Francisco Duran was convicted by a jury of 1 count of Burglary of a Habitation and 1 count of Aggravated Assault with a Deadly Weapon. After the jury's decision but before sentencing, the State of Texas abandoned the Aggravated Assault with a Deadly Weapon count and proceeded to sentencing only on the conviction for Burglary of a Habitation. Mr. Duran was sentenced to 25 years in a Texas Department of Criminal Justice Facilty. After his sentence was pronounced, the State moved to amend the judgment of conviction to include a Deadly Weapon finding, over the defendant's objection.

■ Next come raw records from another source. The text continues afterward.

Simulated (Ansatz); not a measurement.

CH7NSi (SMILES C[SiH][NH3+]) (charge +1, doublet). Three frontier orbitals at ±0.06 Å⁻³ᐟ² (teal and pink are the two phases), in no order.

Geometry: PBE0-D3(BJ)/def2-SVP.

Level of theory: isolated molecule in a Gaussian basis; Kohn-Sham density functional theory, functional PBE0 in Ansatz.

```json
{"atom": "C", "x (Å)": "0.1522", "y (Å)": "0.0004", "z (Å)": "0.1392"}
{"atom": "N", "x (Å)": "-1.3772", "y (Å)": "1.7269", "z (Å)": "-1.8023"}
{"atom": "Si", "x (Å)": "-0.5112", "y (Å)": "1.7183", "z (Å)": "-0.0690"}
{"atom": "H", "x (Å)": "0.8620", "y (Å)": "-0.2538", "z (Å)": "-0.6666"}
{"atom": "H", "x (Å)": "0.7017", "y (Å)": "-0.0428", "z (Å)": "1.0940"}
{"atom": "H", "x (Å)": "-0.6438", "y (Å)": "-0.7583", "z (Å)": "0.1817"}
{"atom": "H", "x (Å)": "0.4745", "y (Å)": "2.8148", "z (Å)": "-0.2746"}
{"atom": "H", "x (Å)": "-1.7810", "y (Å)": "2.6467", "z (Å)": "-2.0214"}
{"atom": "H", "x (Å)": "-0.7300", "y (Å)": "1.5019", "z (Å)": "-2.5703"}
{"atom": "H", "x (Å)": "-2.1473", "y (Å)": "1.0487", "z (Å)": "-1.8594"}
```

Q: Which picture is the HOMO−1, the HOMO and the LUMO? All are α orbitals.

On appeal, the 13th Court of Appeals upheld the deadly weapon finding. Mr. Duran filed a petition for discretionary review and argued that the court of appeals erred when it upheld the Deadly Weapon finding even though the State abandoned the Aggravated Assault with a Deadly Weapon charge prior to sentencing.
The Texas Court of Criminal Appeals agreed with Mr. Duran and reversed the court of appeals' decision. The Texas Court of Criminal Appeals held that because the State unequivocally abandoned the Aggravated Assault, in the middle of trial, after jeopardy had attached,the court of appeals should have vacated the Aggravated Assault charge. Additionally, the Texas Court of Criminal Appeals found that because the indictment, in Count 1, did not allege use of a deadly weapon, modification of the judgment to include a deadly weapon finding was improper.
The Texas Court of Criminal Appeals' decision in this case was important to Mr. Duran because an inmate serving a sentence for an offense which is considered a 3g offense under section 3(g)(a)(2) of Article 42.12 of the Texas Code of Criminal Procedure must serve a longer period of his or her sentence before they may be considered for parole. Although the sentence of 25 years stands, Mr. Duran will not be required to serve as long a period of time before he is considered parole eligible.
For case references please see PD-0429-15.